Modern psychology sometimes distinguishes emotions from feelings. Emotions are quick, bodily responses such as fear when startled, joy at good news, or anger when offended. Feelings are the more sustained, conscious experiences that follow, such as lingering anxiety, steady contentment, or abiding affection. The distinction helps explain why our interior life can be complex. A flash of emotion may pass, while the feeling lingers and shapes our choices.
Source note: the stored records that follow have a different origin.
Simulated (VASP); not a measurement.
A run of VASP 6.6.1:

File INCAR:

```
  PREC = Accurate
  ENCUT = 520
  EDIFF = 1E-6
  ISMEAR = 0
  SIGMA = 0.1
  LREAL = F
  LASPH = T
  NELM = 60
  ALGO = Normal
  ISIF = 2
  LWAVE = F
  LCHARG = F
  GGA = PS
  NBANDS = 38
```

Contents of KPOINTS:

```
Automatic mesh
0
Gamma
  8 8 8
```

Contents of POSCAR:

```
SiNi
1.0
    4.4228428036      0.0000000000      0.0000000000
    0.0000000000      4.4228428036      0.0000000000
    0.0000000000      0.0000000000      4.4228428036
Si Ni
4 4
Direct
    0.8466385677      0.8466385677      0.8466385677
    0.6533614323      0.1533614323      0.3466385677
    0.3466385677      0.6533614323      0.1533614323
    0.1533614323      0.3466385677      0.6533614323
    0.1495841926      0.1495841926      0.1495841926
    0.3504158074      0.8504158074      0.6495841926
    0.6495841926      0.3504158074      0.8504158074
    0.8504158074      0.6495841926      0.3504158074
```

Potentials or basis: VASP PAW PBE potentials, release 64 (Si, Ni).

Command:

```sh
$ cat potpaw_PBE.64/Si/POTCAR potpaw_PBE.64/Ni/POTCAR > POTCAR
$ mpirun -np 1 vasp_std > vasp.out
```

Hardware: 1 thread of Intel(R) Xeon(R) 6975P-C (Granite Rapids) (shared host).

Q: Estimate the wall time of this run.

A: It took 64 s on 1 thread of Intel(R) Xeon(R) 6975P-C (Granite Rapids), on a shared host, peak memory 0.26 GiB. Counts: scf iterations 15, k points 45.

This is not the same distinction the Catholic tradition makes, but it can serve as a helpful bridge. Aquinas spoke of the passions, bodily movements of appetite, and of the higher powers of intellect and will. Ignatius spoke of consolations and desolations as spiritual motions. What psychology calls “feelings” often lives in the middle ground, not as fleeting as passions and not as stable as spiritual conviction. Clarifying this prepares us to see how grace moves us, not simply in raw emotion, but in deeper motions of the soul.


Thomistic Frame: Passions, Intellect, and Will

St. Thomas Aquinas offers categories that bring order to the confusion. In the Summa Theologiae (I-II q.22–48), he treats the passions, the movements of our sensitive appetite: love, hatred, desire, aversion, joy, sadness, fear, anger, hope. These are good in themselves, created by God, and essential to human life. Yet they are not our highest guide. Left unchecked, passions can distort judgment. Properly ordered, they are harnessed by reason and directed by charity.


The intellect knows truth. The will chooses the good as presented by the intellect. Grace elevates these powers, making the will capable of choosing supernatural goods. The passions can assist, love of God, joy in prayer, zeal for justice, but they must be governed. Virtue, for Aquinas, is precisely the habitual ordering of passions under reason. Thus, while passions have a place in the Christian life, discernment rests ultimately in intellect and will, moved by grace.


This distinction explains why a low-affect person, who rarely feels surges of joy or tears in prayer, can still live a deep spiritual life. Their soul can be genuinely moved by grace even without visible emotional intensity. Conversely, a highly emotional person must be careful not to equate intensity with authenticity. God works through passions, but not only through them.


Ignatian Layer: Consolations and Desolations

St. Ignatius of Loyola, in his Spiritual Exercises, adds a vital dimension: the distinction between spiritual consolations and desolations. These are not reducible to emotions. Consolation may be accompanied by joy, peace, or tears, but at its heart is a motion of the soul toward God, faith, hope, and love. Desolation may involve sadness or dryness, but its essence is a motion away from God, into confusion, tepidity, or despair.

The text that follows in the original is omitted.